Surrey 334 for 7 (Sangkkara 177*, S Curran 90) v Essex
In the opening 50-minutes, Surrey were 31 for 5. The rest of the day? 303 for 2. What happened, you ask? Kumar Sangakkara. Again. The Sri Lankan, who just last week said he was giving up the game because, ultimately, he is worried success might go to his head, registered his 61st first-class hundred. If it hasn't now, when will it?
This was a fifth hundred in a row, a third in eight days and, without doubt, one of his best for Surrey. He sleeps tonight on his highest score for the club.
No other batsman in Surrey's history has gone five on the bounce. Only seven others have done so in first-class cricket, with Sangakkara the fifth to pull it off in the County Championship. CB Fry, Mike Procter and Don Bradman went on to six. Sangakkara would be no slouch even in such distinguished company.
As ever with the 39-year-old, he was playing a different game to the rest. Even Essex seamer Matt Quinn, who had taken Surrey's top order to the cleaners with 3 for 13 in his opening three overs, was thrown by the mere presence of the man, losing his line with a few down the leg side early on.
It was in Sam Curran, a man 20-years his junior, that Sangakkara found adequate support. Their partnership had a festival feel as they put on 191 - a new Surrey record against Essex for the sixth wicket.
Sangakkara was the headline act: fans on both sides of the fence cheering appreciatively with each classic stroke they've seen time and time again (the century, from 174 balls, was brought up with an on drive that you'd like to take out for a nice seafood dinner). But Curran was more than happy to make the side-stage his own. Those present will have left Chelmsford having learned more about Sam than Kumar.

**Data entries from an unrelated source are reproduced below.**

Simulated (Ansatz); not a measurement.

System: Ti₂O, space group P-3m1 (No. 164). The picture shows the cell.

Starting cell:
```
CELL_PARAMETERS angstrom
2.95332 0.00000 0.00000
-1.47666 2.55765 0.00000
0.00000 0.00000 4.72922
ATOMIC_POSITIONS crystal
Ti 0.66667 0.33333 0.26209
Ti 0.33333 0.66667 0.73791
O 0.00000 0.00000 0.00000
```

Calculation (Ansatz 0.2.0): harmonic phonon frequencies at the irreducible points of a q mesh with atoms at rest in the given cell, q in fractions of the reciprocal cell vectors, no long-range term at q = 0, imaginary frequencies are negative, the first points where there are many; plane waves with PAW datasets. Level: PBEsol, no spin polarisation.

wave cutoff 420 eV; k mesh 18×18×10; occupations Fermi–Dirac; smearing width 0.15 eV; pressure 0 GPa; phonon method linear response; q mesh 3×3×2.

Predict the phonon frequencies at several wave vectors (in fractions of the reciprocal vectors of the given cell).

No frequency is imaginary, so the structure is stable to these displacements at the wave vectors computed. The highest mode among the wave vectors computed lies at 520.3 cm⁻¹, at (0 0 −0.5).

Sam had learned a bit too from the last time he was close to a maiden century. This impressive innings ended on 90 when he skipped down the track and tried to send Simon Harmer out of the ground for a second time. Dip, turn and James Foster behind the stumps for his first Championship start saw him stumped. His walk off was slow, but nowhere near as slow as his departure on 96 against Lancashire last year. Then, he was emotional as he got back to the changing room. Today, he laughed.
"Ah you know," he began, "last year I was on 96 against Lancs and I got out defending. So this time I thought, well, it's almost risk and reward, so you know… Obviously I'm gutted but, hey, what can you do?"
A rush of blood to the head - let's face it, he's 19 - should not detract from a truly remarkable passage of play that he and Sangakkara embarked upon. The pair went into lunch at 67 for 5, with Curran nursing a bruised hand, yet returned to put on 147 in the afternoon session.
While Sangakkara did what Sangakkara does, Curran emerged unscathed from a hostile tussle with Neil Wagner to unfurl some sumptuous shots of his own: through wide mid-on and the covers primarily, before he hit Ravi Bopara into the pavilion at square leg for his first six. It is worth remembering that as he came through at Surrey, Sam Curran's batting was talked about more than his bowling. Today explained why.
The frustration for Essex didn't stop with him. Stuart Meaker (43*), masquerading as a No. 9, came in and hit his highest score in three seasons with such gusto that he shocked Sangakkara into a few shots of rage: twice he charged Wagner and thumped him down the ground. The morning's carnage seemed a long way away
Rory Burns, leading Surrey after an injured toe kept Gareth Batty out of the playing XI, opted for a toss, won it and then saw his side lose five wickets in no time. Mark Stoneman, Scott Borthwick (Surrey's only other centurions this season) and Burns himself fell to Quinn bounding in from the River End. All were undone by deliveries that went across them and bounced more than expected in Quinn's opening three overs, which saw him pass 100 first-class wickets. Not too shabby spread across 50 innings for Essex, Auckland and New Zealand A.
Then Jamie Porter got involved from the Hays Close End, undoing Dom Sibley with a cracker that took the top of off and coercing Ben Foakes into playing onto his own stumps. Given the disarray Sam Curran walked into, his innings seems all the more remarkable.